This was the setting of where I painted from 10am – 5pm Saturday. It was the backyard of a 1920’s 2 acre estate (originally 6 acres) that was restored to it’s former glory. It was the official meeting place for the Croquet Society of Avondale Estates. Very, very beautiful. I felt like Monet getting to paint all day in a garden. This photo does not come close to capturing the many gardens, adorable potting shed, 1 bedroom cottage, coy pond, nesting owl and fig trees I painted near. Oh my! The owners did absolutely everything themselves and it truly took your breath away. I got to meet so many fabulous people and painted a garden scene which I will put online as soon as the finishing touches are done. An unbelievable day. One I was truly grateful to have had the honor of being a part of.
Not a new style, but a new format!
Ok, so my family (as in kids and hubbie) left Thursday morning for El Paso to visit. Yes, I have been ALONE since then. My husband does not get back for a week and the kids won’t return for almost 4 weeks. Heh, heh, heh….I can hear all you mom’s out there being jealous. No really, I can! For those of you without kids, you might not be able to imagine the blissful peace I have been experiencing. You all know I adore my family, but people, everyone needs some alone time now and again. I cleaned house the first morning just so that I could enjoy seeing it STAY clean hour after hour. Oh the joy!! Then I went and bought groceries JUST FOR ME. No pop tarts, no hot dogs, no mac and cheese! Then, imagine this mothers, I went to Borders! I walked leisurely through the store. I sat, read magazines, perused books. I finally bought the book on writing and illustrating for children I have wanted. I then drove home when I wanted to, not when the complaining about being bored got too annoying. More joy!
I got in 3 freelance jobs as well that day and one is doing a logo for a Frisbee Dog company. So fun! So Friday was spent working at home and onsite, then I had a painting to finish for a client today. But later that night I worked on another painting. See, I have challenged myself to try new things with this freetime. Try new styles, and imagine this, new subject matter! So each day I will try something new, hopefully somehting that gets me out of my comfort zone. Trust me, posting this gets me out of my comfort zone! I can show anyone my dogs all day long, but something else? Very scary. Not sure what I will try next, but I will let you know.
Meanwhile I simply must get back to drinking my tea and sitting on my front porch with the dogs. I am going to a friend’s garage sale later and to a festival to buy something for my dad for Father’s Day. Tonite I am painting at the restaurant. All this freedom and permission…I hardly know what to do with myself!
Sophie collects things. Rocks, pinecones, sticks that fit her criteria for being a treasure. No matter where we go, or what walk we take, she finds treasures. Most of the time at the end of our walks I am holding about 10 different kinds of leaves. Ever since it got warm out I have loved being able to take these walks with Sophie. She reminds me of my summer days as a child. Where the evening seemed to last forever and my sisters and I ended each night catching fireflies. Last night I sat on the porch and watched Noah and Sophie catch them. We have a catch and release policy. (just in case there is a firefly needing to get home to his mommy)
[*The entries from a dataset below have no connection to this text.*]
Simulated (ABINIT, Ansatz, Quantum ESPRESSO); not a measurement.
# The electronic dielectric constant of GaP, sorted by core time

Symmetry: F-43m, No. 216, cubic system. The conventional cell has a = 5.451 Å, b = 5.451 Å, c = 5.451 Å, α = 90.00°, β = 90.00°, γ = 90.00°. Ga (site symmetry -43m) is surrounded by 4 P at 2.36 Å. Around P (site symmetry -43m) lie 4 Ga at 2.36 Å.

I live for these perfect moments where you realize what is most important to you in life. Where you are filled to the tip of your soul with a knowing that life is good and sometimes you just have to look at it from a different angle some days.
1. Playing in the community pool with Kevin, Noah and Sophie today.
2. Feeling the sun warm on my face as I lay and listen to the sounds of laughing, joyous kids. The sound of ‘school’s out!’ is so, so sweet.
3. The picture Sophie’s teacher sent her in the mail of her in her birthday tiara from her school party in today’s mail.
4. The little red bird painting I want to buy from Lori Joy Smith. (I already emailed her about it!)
5. Rufus laying at my feet right now because he has to be in whatever room I am.
6. The full moon outside the window right now.
7. The feeling of hope and peace that has returned to my soul and realizing everything is just cyclical.
8. Knowing that God has a plan for me, even if I can’t figure out what the heck it is.
Oh, how I wish I could have written the words of Miss Andrea or Miss Keri today, but how amazing that I read them. When such amazing people share such amazing wisdom, I could cry that I am so lucky to be living at a time information is so increadibly accessible. But even with all this technology, it still takes the generosity of beautiful people like them to make it all possible. Thank you, thank you for words I so needed to hear lately. And in case anyone who reads my blog might have missed their’s today, you MUST go read them.
Here is the door I painted for the Decatur Arts Festival. All doors got auctioned off the last day to raise money for the festival. Sophie and I walked up to the squre to watch the auction and enjoy the last hours of the way too hot day of the festival. It can be really nice to go see other artists instead of be one of them every once in a while. the change in perspective is nice.
In other news I am kind of enjoying the lack of pressure with my painting. It feels weird not to be thinking of it every second of the day. Commissions are still coming in and I still have festivals to go to the rest of the summer, but I am not stressing about it. I paint at Tu Tu Tango Saturday nights and really, really enjoy that. I began a new painting last Saturday that I am really excited about. It is not a commission, it is just for me, and I had lots of people come up and ask about it. It felt really nice to not be painting for the purpose of selling. I applied for a few jobs last week, contacted 2 creative temp agencies and am seeing if any of that has some interesting possiblities. I have a feeling that this summer will be about change. And change brings growth, right? I am feeling much more my optimistic self these past few days after a huge pity party I threw for myself on Saturday. But really, a good cry is like a great thunderstorm. You feel all fresh and renewed afterward. Life is an adventure, and I guess you just have to be willing to go with it all the hills and valleys that come with it.